Conserving the Bird, Preserving Its Home
To comply with the federal Endangered Species Act, the U.S. Fish and Wildlife Service formed a species recovery team to prepare a comprehensive recovery plan for the Ivory-billed Woodpecker.
The continuing presence of the species in Arkansas has been attributed to decades of habitat preservation efforts by state and federal agencies and by private groups and individuals. Those efforts gained new impetus from the rediscovery of the Ivory-billed Woodpecker and on April 7, 2004, The Nature Conservancy, the Cornell Lab of Ornithology and other partners formed The Big Woods Conservation Partnership with the aim of conserving 200,000 acres of Big Woods forest habitat and rivers over the next 10 years.
Lands within The Big Woods currently under public ownership include:
- Cache River National Wildlife Refuge (where Sparling encountered the bird)

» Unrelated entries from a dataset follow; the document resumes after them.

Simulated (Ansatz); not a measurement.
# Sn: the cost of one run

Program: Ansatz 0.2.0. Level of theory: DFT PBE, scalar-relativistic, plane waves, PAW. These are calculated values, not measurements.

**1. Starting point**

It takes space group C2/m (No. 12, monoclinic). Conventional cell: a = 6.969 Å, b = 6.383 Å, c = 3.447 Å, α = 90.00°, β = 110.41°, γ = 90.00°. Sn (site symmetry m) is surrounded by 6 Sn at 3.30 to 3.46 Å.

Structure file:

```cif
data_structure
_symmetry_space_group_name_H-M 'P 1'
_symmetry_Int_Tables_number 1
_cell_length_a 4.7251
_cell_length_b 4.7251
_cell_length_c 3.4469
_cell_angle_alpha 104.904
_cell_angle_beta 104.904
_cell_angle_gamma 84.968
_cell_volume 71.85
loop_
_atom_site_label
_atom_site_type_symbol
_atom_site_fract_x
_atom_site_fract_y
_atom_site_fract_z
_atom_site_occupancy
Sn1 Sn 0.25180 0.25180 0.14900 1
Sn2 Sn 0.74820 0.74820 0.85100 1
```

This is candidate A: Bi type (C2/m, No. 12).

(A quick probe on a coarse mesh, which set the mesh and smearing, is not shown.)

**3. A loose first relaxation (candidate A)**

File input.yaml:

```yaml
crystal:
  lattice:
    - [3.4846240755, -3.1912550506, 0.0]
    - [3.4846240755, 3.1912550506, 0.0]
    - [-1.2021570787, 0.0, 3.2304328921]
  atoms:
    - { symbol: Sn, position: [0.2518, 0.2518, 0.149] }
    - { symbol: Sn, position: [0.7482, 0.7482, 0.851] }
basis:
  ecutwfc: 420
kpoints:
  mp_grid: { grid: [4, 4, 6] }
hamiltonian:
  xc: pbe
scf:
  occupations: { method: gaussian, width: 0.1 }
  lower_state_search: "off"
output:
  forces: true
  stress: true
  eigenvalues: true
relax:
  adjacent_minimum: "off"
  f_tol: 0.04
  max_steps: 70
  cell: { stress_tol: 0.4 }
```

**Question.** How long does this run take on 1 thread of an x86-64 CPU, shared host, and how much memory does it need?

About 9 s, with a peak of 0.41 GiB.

- White River National Wildlife Refuge
- Dagmar Wildlife Management Area
- Trusten Holder Wildlife Management Area
- Wattensaw Wildlife Management Area
Visiting the Big Woods
The reason the rediscovery of the Ivory-billed Woodpecker was kept secret for more than a year was concern that a large influx of birder and the simply curious would interfere with the bird's activities, possibly driving it into extinction, and disrupt the scientific research effort.
The delay in announcing the find also allowed for the development of plans to accommodate visitors and for the creation of websites and other means for providing information to those coming to Arkansas in hopes of seeing the bird.
Big Woods visitors should bring with them realistic expectations.
First, the odds of seeing an Ivory-billed Woodpecker are extremely minimal and no one can guarantee Ivory-Billed Woodpecker sightings.
Second, experiencing the woodpecker's remarkable habitat in the forested backwaters of the nation's largest alluvial plain is in itself worth the trip.
The Big Woods are also home to the more common and widespread Pileated Woodpecker, a bird often confused with the Ivory-billed Woodpecker.